Nearly 20 percent growth in revenues in Germany, with Berlin remaining the fastest-selling city
Number of transactions increases by 4.4 percent
Highest number of sales per 1,000 residents in Leipzig and Chemnitz
Average apartment price now at 250,272 euros and at 456,233 euros in the “Big 8”
Berlin, 29 September 2022 – Revenues from apartment sales in Germany’s 80 biggest cities rose by 19.4 percent to a record level of nearly 43 billion euros in 2021. Analogously, the absolute number of ownership apartments sold grew by 4.4 percent to 127,967 apartments. This is the upshot of the 15th ACCENTRO Homeownership Report 2022 that was compiled by ACCENTRO Real Estate AG in collaboration with the German Economic Institute (IW). Within the framework of an ad-hoc extraction, the IW team of Prof. Dr. Michael Voigtländer also examined the ramifications of the increase in building finance rates and of the inflation on the homeownership market.
The ACCENTRO Homeownership Report is the only German publication that aggregates and interprets the data that municipal property valuation committees retain on apartment sales in all major German cities. In this regard, the report differs from other publications of this type, which tend to rely on expert appraisals or the evaluation of supply-side data.
Double-Digit Growth in Revenues
Total revenues in 2021 increased by 19.4 percent compared to the previous year, rising from 36 billion euros to now 42.864 billion euros. During the same period, the number of transactions increased by 4.4 percent to a total of 127,967 sales. In the “Big 8,” meaning Germany’s eight largest cities (Berlin, Cologne, Düsseldorf, Frankfurt am Main, Hamburg, Leipzig, Munich and Stuttgart), apartment sales registered a 9.63-percent increase up to a total of 55,939 transactions. The fastest rise in revenues over the past ten years were primarily recorded in mid-size cities in eastern Germany such as Gera (+774 %), Halle/Saale (+468 %) and Chemnitz (423 %). Cities where sales declined include Siegen and Remscheid.
“The mid-size cities acted as stabilising anchor of last year’s revenue figures. As a result, these cities are attractive for buy-to-let investors. Their robust performance is often explained by sound economic conditions and low entry prices,” explained Lars Schriewer, the CEO of ACCENTRO Real Estate AG. “It is a trend that has gradually emerged over the past ten years. At the same time, our report shows that demand in the metropolises remains high.”
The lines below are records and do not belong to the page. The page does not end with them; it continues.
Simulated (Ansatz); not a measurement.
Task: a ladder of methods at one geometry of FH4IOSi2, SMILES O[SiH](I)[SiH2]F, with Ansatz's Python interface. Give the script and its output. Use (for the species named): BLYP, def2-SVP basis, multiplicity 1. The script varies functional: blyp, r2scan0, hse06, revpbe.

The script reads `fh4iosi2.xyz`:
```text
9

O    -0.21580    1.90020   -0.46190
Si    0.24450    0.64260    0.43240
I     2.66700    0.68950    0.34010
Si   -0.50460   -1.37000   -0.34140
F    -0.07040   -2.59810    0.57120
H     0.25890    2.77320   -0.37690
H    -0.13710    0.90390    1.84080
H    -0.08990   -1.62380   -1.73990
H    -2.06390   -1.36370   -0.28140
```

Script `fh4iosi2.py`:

Among the ten cities with the fastest revenue growth over the past ten years are, in addition to Gera, Halle (Saale) and Chemnitz, other mid-size cities such as Magdeburg (+332 percent) and Offenbach near Frankfurt with a revenue increase by 299 percent. The number of apartments sold dropped in 41 of the 80 examined cities in 2021. At the other end of the scale, you find 16 cities that recorded double-digit percentage growth. These alone claimed a 38-percent share of all sales. Wolfsburg, home to Volkswagen, made the record with the biggest increase in the number of transactions (+75 percent), trailed by Kassel with a 42-percent increase.
Growing Motivation to Buy
Despite the persistently strong demand for housing, the supply shortage, and the inadequate completions figures, the year 2021 was characterised by demonstrable catch-up effects as far as the number of transactions goes, especially in the “Big 8” cities. Berlin is taking the lead here: The 19,784 apartment sales registered in the German capital account for more than 15 percent of all transactions. Runner-up is Munich with 10,965 apartment sales while Hamburg came in third with 6,241 sales. Given the size of these cities, this is not much of a surprise. Striking to note is that Leipzig and Dresden (with 5,481 and 4,071 units sold, respectively) are among the top 5 here, ranking fourth and fifth.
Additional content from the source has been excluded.